College students are playing online poker in record numbers, trying to win college tuition or spending money. Some may be frittering away college tuition.
Written by ZDNET Editors, Contributor

Indianapolis Star reporter Staci Hupp reports on a worrisome new Internet trend - college students are gambling online, sometimes in an attempt to get help with tuition. Last week was AbsolutePoker.com's big poker tournament, and Butler U. freshman Robb Barbauld was up late, trying to win some money. The tournament's grand prize was a semester's tuition.

"I'm going to come out of college in debt," said Barbauld, a Merrillville native who figures his expenses at the Indianapolis private school add up to $32,000 a year. "Free tuition would be really nice."

Gambling has always been popular with high school and college kids. An Indiana University-Purdue University Indianapolis survey in 2004 found that more than half of students ages 12 to 20 said they had gambled for money. And a nationwide survey of high school and college students last year by the University of Pennsylvania reported a 20 percent jump from 2004 in students who play cards for money.

But like everthing, online gambling raises the stakes.

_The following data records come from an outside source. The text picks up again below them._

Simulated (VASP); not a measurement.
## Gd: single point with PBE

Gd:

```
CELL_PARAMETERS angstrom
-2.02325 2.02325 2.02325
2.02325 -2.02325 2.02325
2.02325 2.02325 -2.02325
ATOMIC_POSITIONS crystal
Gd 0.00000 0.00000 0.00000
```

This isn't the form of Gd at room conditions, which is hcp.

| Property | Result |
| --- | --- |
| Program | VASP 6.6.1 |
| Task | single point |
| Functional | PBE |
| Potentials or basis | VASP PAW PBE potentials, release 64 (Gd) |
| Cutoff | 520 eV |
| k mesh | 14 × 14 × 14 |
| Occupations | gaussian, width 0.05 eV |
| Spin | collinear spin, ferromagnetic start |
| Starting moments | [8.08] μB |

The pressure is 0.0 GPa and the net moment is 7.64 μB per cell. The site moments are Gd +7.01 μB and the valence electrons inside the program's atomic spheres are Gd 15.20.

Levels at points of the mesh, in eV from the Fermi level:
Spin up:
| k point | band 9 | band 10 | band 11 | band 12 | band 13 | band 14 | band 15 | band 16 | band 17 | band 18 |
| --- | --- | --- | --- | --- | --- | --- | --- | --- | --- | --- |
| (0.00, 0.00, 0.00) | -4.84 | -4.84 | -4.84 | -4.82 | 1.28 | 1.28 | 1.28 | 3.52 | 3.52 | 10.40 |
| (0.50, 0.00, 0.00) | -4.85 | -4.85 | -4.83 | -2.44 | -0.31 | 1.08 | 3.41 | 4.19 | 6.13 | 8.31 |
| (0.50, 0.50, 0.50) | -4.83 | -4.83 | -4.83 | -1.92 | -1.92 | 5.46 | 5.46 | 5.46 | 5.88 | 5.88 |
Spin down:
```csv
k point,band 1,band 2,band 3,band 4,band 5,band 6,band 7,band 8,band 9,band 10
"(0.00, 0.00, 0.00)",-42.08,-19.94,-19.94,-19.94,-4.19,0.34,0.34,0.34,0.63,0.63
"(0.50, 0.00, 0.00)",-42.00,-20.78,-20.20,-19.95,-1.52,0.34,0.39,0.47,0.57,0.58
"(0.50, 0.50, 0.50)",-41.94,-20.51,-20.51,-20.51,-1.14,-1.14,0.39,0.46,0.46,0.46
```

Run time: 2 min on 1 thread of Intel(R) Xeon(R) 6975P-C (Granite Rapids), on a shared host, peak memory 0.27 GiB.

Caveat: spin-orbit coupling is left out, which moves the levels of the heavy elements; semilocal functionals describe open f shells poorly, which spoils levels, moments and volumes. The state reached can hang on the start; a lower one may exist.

Absolutepoker.com, a Costa Rican gambling Web site, makes no secret of its marketing to college students. The free "Win Your Tuition" tournament is subsidized by regular online games in which players wager money. Absolutepoker.com estimates that 15,000 students tried to win a seat in the final round of the tuition tournament. That's nearly double the number who tried for the last tournament, in November.

Laws don't protect bettors because enforcement targets operations not players, says a law professor who studies gambling. And colleges can do little about it, if students aren't breaking the law. Irritated professors, however, often ban laptops from class because so many students are playing cards during lectures.